Sunday, 02 December 2012
ELDER MUSIC: Songs About Cities - New York
This Sunday Elder Music column was launched in December of 2008. By May of the following year, one commenter, Peter Tibbles, had added so much knowledge and value to my poor attempts at musical presentations that I asked him to take over the column. He's been here each week ever since delighting us with his astonishing grasp of just about everything musical, his humor and sense of fun. You can read Peter's bio here and find links to all his columns here.
This is the start of some columns consisting of the songs about various cities. These will be rather intermittent, nothing like the “years” series where they came regularly every second week. No, these will appear when I write them. As a nod to Ronni, the Web Mistress, I’m starting with New York.
For this category I found a bunch of different songs that had the same name. I’ll start with two of them with the name New York, New York - so good they named it twice.
The first is by GERARD KENNY.
Gerard was born in New York and did the club circuits in that town with a little success. In the seventies, he decided to go to England where he found considerable success not just with the song we have today, but he also wrote and sang themes for TV programs there.The one that most springs to my mind is that from Minder.
Anyway, here he is with New York New York.

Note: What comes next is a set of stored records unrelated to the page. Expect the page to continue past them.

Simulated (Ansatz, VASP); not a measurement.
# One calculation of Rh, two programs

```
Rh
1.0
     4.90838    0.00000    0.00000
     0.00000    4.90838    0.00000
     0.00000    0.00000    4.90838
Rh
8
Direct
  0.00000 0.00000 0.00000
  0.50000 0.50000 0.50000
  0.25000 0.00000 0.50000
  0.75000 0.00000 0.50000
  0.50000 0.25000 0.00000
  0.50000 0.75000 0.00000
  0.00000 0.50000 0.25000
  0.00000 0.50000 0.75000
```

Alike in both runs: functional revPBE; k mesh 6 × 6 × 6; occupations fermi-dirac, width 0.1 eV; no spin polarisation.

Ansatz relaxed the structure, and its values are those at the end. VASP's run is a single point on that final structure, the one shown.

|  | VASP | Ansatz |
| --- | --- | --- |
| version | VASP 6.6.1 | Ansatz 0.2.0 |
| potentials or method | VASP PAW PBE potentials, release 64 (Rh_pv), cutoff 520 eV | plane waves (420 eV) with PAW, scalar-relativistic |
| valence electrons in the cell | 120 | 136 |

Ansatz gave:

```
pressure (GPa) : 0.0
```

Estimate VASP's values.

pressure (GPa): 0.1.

Now, a little known singer from the thirties (and other decades as well, I believe). After much searching, I could find out very little about him so I'll just play his track. His name is FRANK SINATRA and his song is also called New York, New York.
The INSECT TRUST is one of those bands who have gained legendary status, almost mythical as if they didn’t exist. However, they were real.
Back in 1970 when I was living in Berkeley, I went to one of my local record shops and spied this album called “Hoboken Saturday Night.”
“That looks interesting,” I thought, and bought it. It turned out to be entertaining but over the years it got relegated to the back stalls. Years later, decades probably, I saw that this album was one of the rarest around and was worth megabucks. I should have done something about it at the time because these days with releases of everything on CD and mp3, it’s out there somewhere if you care to search.
I liked it enough to buy my own CD copy as well. Here is a track from that album written by the great writer Thomas Pynchon, a song he included in that seminal work of his, V. The song is The Eyes of a New York Woman.
I’ve always found GARLAND JEFFREYS a particularly interesting artist. Norma, the Assistant Musicologist, is at one with me in that regard. Indeed, I was playing this track and she came in and said that I had to include it.
I was going to anyway, but it was good to get some confirmation.
Garland was born in Brooklyn and majored in art history at Syracuse University where he met and became good friends with Lou Reed. He played all the usual places in New York and managed to get a record deal. His records are really interesting but they don’t sell very well.
His most famous song until now is Wild in the Streets. This has been covered by many artists. Garland’s song today is New York Skyline.
HARRY NILSSON’s biggest hit was a cover of a Fred Neil song. That must have miffed him as he was essentially a songwriter.
Anyway, that’s not what we’re about today. Harry was a drinking and general carousing buddy of John Lennon’s (and Ringo Starr’s as well). It probably contributed to his relatively early demise. However, this is his New York song, I Guess the Lord Must be in New York City.
BUD POWELL was born and raised in Harlem, so he’s a real New Yorker.
His styling was influenced by the great Thelonious Monk who became a close friend of his. Along with Monk, he was one of the developers of bebop jazz (together with Charlie Parker and Dizzy Gillespie, of course).
Bud’s father was a pianist and he taught the young Bud the rudiments of the instrument. Dad then went and hired a teacher so Bud could learn classical piano. As so often happens, he couldn’t get a gig in the classical field so he turned to jazz.
He led a really interesting, if short, life that I’ll delve into at another time. Here Bud plays Autumn in New York.
MEL TORMÉ has recorded a whole album (and probably more) of songs about New York. It’s really a matter of choosing which to include.
Mel probably needs no introduction for most readers of this column so I’ll just play Sunday In New York.
Here’s one from BOB DYLAN’s very first album, recorded way back in 1962.
That album had only two of Bob’s songs; the rest were covers of mostly blues tunes, a number of which he pinched from Dave Van Ronk. It was his second album where he made his breakthrough.
However, from that first album, one of his own, Talkin' New York, when he was still trying to be Woody Gurhrie.
JENNIFER WARNES is another of those artists whom I’ll include in a column if at all possible.
Jennifer is probably best known to most people, if they know her at all, for the songs she’s done for various films with such artists as Bill Medley and Joe Cocker. I came by her from her albums, which are terrific. Her song is from “The Hunter” and it’s called Big Noise, New York.
JIM CROCE was more associated with Chicago than New York; that’s probably the reason for the title of his contribution today.
Jim’s song is New York's Not My Home and I have to agree with his sentiment. Sorry Ronni, but I’m more a San Francisco person. Oh, Melbourne too.